Crystal Caverns

Review of IGT’s Dungeons and Dragons Slot Machine

Dungeons & Dragons slots were probably inevitable. Wizards of the Coast, who owns the trademark to the traditional tabletop role-playing game, has never been shy about cashing in on the name. Since the early 1980s, the property has been translated into other media, including books, comic books, an animated TV series, and at least 3 feature films.

Dungeons and Dragons: Crystal Caverns Slot Machines from IGT

IGT (International Game Technology) has made a name for themselves as specialists in adapting intellectual property from other media into slot machine formats. They’re responsible for many of the most famous of such adaptations, including Wheel of Fortune slots, Monopoly slots, Elvis slots, and Michael Jackson slots.

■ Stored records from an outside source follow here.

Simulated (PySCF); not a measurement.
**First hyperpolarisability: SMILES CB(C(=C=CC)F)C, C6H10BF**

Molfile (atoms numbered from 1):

Dungeons and Dragons: Crystal Caverns slot machines are just another in a long line of licensed intellectual properties for the company.

Reels and Symbols

The game features 5 reels and 20 paylines. It’s available in the following denominations: $1, $2, $3, $5, $10, $20, and $30. Since you’re placing that bet per line per spin, this adds up quickly. (You can play just 1 line at a time, but everyone I know always bets on all lines.) The top wager per spin is $600, making this an ideal slot machine game for high rollers.

The symbols consist of various colored crystals that you might find in a fantasy cavern setting. But the symbols aren’t limited to just those crystals; you also have archetypes from the original game, including a fighter, an elf, and the D&D logo.

I would have liked to have seen more characters as symbols. When I played, there only seemed to be 3 characters, which doesn’t seem to be true to the original game, which features 4 character archetypes and at least 3 different races they can belong to (elves, dwarfs, and Halflings).

The music and sound effects are what you might expect from a game based on Dungeons & Dragons. It’s vaguely medieval-sounding, like the soundtrack of one of the lower-budget fantasy films from the 1980s It was pleasant enough, but not too exciting.

Tumbling Reels

One aspect of D&D slots that I enjoyed was the “Tumbling Reels” feature. You can see 3 symbols in each reel at a time. When you get a horizontal win, you collect your winnings, then those symbols disappear, and the reels “fall” randomly, giving you additional opportunities to win.

Bonus Game Content

As you play the game, you also collect free spins and multipliers in the forms of weapons with which you can fight dragons and other monsters. This gives the game a combination atmosphere similar to a video game RPG and/or an action based video game. It’s a nice nod to the origins of the slot machine.

A Little Background on Dungeons & Dragons

The original Dungeons & Dragons game was published by Gary Gygax and Dave Arneson in 1974. It began as an attempt to convert a traditional miniatures war game into a fantasy game focused on individual characters instead of masses of troops. It was a huge success, and in less than a few years, it had spawned a host of other games in the same category.

Since 1974, the game has been published in 5 editions, which is a little bit misleading, since the original edition was actually split into 2 game lines (“Advanced” Dungeons & Dragons and the “Basic” and “Expert” sets). The most recent edition (5th edition) has received almost unanimous critical acclaim among hobbyists.

One of the most interesting aspects of Dungeons & Dragons history was the “moral panic” surrounding the game in the 1980s. Fundamentalist Christian groups attacked the game for promoting witchcraft and Satanism. They also claimed that the game was responsible for multiple suicides and murders.

Of course, none of these allegations were true, but that didn’t slow them down. One of the more popular urban legends surrounding the game focused on players who could no longer distinguish fantasy from reality. A television movie starring Tom Hanks called Mazes & Monsters offered an entertaining but entirely unrealistic depiction of the game’s dangers in that respect.

Dungeons & Dragons is well-known in popular culture. Not only have there been dozens of licensed adaptations in various media, but the game is mentioned or referred to in books and movies as well. Multiple celebrities are known to have played, including Stephen Colbert, Vin Diesel, and Robin Williams.

Conclusion

People who grew up playing Dungeons & Dragons in the 1980s but are now old enough to gamble when they play games will probably love IGT’s D& D slot machine games. But it’s only appropriate, really, for gamblers with reasonably large bankrolls. The gameplay is fun and interesting, even if the graphics and sound effects are a little less stunning than those of other games.  It’s an unusual theme for a slot machine game.